Distributed jobs like Apache Spark, Apache Hadoop, and TensorFlow training require all their pods to run simultaneously. Without gang scheduling, some pods start and hold resources while waiting for the rest, which can cause a cluster-wide deadlock where no job makes progress. Gang scheduling solves this with an all-or-nothing guarantee: either all required pods are dispatched together, or none are. This topic describes how to enable and configure gang scheduling on ACK.
How it works
ACK implements gang scheduling through a PodGroup resource. Each pod in a distributed job is assigned to a PodGroup and specifies a minimum pod count (min-available). The scheduler holds the entire group in Pending until it can satisfy the minimum. Once satisfied, all pods in the group are dispatched together.

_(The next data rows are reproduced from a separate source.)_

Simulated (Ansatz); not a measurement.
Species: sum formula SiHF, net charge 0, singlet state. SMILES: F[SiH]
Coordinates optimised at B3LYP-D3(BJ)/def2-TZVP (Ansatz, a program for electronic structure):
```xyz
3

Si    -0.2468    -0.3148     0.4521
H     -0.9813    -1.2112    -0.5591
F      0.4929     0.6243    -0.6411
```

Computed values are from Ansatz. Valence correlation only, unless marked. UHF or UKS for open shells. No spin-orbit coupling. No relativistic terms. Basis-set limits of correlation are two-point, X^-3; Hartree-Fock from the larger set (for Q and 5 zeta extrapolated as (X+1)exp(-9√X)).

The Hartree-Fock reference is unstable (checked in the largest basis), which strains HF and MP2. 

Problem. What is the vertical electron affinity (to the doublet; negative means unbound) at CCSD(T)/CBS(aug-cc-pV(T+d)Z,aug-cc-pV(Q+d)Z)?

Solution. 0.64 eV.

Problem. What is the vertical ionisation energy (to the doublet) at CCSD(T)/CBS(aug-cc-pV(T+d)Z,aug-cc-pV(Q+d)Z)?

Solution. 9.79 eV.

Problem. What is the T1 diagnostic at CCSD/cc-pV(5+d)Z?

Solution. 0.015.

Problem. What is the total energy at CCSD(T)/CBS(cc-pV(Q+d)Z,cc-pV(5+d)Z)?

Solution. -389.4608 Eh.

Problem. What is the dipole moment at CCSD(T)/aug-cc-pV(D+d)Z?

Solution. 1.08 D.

ACK supports three methods to define a PodGroup:
| Method | How pods are grouped | Best for |
|---|---|---|
| Labels | kube-scheduler auto-creates a PodGroup | Simple jobs, no separate PodGroup object needed |
| PodGroup CRD | Explicit PodGroup resource with timeout control | Jobs that need scheduleTimeoutSeconds |
| Koordinator annotations | Annotation-based grouping | Clusters using the Koordinator scheduling stack |
All three methods require the pods and their PodGroup to be in the same namespace. All pods in a PodGroup must share the same priority.
Prerequisites
Before you begin, ensure that you have:
-
An ACK managed Pro cluster running Kubernetes 1.16 or later. Upgrade the cluster if needed.
-
For advanced configurations (GangGroup and match policy): a cluster running Kubernetes 1.22 or later with kube-scheduler version later than
1.xx.xx-aliyun-4.0.
Make sure the resource capacity of the elastic node pool and the node labels meet the requirements for pod scheduling. Otherwise, pods may fail to schedule to the nodes in the node pool.
Enable gang scheduling
Method 1: Labels (recommended)
Add two labels to each pod. kube-scheduler automatically creates a PodGroup named after the pod-group.scheduling.sigs.k8s.io/name value.
labels:
pod-group.scheduling.sigs.k8s.io/name: tf-smoke-gpu # PodGroup name (must be a valid DNS subdomain)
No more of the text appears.